On the Robustness of Dialogue History Representation in Conversational
Question Answering: A Comprehensive Study and a New Prompt-based Method
- URL: http://arxiv.org/abs/2206.14796v1
- Date: Wed, 29 Jun 2022 17:55:43 GMT
- Title: On the Robustness of Dialogue History Representation in Conversational
Question Answering: A Comprehensive Study and a New Prompt-based Method
- Authors: Zorik Gekhman, Nadav Oved, Orgad Keller, Idan Szpektor, Roi Reichart
- Abstract summary: We conduct the first large-scale robustness study of history modeling approaches for CQA.
We design a novel prompt-based history modeling approach, and demonstrate its strong robustness across various settings.
Our approach is simple, easy-to-plug into practically any model, and highly effective.

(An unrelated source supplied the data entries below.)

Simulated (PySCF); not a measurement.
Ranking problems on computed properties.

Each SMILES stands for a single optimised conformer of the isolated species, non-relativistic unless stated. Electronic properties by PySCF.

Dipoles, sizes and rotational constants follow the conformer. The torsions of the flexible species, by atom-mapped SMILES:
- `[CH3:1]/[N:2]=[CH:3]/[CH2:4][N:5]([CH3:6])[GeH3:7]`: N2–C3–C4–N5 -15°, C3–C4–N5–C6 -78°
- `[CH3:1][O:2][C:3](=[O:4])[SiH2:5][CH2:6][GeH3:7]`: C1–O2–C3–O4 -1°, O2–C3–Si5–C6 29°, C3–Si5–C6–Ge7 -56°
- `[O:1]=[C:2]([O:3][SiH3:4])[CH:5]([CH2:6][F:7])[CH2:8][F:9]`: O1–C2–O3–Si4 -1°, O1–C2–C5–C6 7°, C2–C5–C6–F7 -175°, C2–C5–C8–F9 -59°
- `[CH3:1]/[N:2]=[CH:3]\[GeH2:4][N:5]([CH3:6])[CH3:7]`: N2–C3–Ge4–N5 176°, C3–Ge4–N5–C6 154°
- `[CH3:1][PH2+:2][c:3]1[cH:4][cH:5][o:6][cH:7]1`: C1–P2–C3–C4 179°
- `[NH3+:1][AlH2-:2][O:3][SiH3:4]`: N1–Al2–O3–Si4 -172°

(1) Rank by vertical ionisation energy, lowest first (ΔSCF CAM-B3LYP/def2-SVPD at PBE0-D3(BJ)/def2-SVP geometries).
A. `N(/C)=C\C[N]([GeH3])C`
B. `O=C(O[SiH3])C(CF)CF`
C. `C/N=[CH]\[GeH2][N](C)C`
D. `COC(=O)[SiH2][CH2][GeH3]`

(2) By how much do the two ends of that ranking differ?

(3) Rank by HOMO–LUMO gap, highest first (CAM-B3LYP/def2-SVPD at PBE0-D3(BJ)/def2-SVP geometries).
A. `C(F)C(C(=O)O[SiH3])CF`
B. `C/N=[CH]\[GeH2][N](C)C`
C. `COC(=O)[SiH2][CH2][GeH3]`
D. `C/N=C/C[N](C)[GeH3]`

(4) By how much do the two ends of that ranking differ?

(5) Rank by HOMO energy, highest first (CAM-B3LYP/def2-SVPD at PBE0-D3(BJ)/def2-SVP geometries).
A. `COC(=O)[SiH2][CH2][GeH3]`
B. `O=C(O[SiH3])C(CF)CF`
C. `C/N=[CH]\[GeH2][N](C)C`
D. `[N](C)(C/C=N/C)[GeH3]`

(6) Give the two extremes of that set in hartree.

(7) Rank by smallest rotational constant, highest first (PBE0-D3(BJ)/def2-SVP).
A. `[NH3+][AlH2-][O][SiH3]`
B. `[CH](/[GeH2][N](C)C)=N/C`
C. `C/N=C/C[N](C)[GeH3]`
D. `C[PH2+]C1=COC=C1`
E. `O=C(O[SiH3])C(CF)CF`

- Score: 22.53491549115403
- License: http://creativecommons.org/licenses/by/4.0/
- Abstract: Most works on modeling the conversation history in Conversational Question
Answering (CQA) report a single main result on a common CQA benchmark. While
existing models show impressive results on CQA leaderboards, it remains unclear
whether they are robust to shifts in setting (sometimes to more realistic
ones), training data size (e.g. from large to small sets) and domain. In this
work, we design and conduct the first large-scale robustness study of history
modeling approaches for CQA. We find that high benchmark scores do not
necessarily translate to strong robustness, and that various methods can
perform extremely differently under different settings. Equipped with the
insights from our study, we design a novel prompt-based history modeling
approach, and demonstrate its strong robustness across various settings. Our
approach is inspired by existing methods that highlight historic answers in the
passage. However, instead of highlighting by modifying the passage token
embeddings, we add textual prompts directly in the passage text. Our approach
is simple, easy-to-plug into practically any model, and highly effective, thus
we recommend it as a starting point for future model developers. We also hope
that our study and insights will raise awareness to the importance of
robustness-focused evaluation, in addition to obtaining high leaderboard
scores, leading to better CQA systems.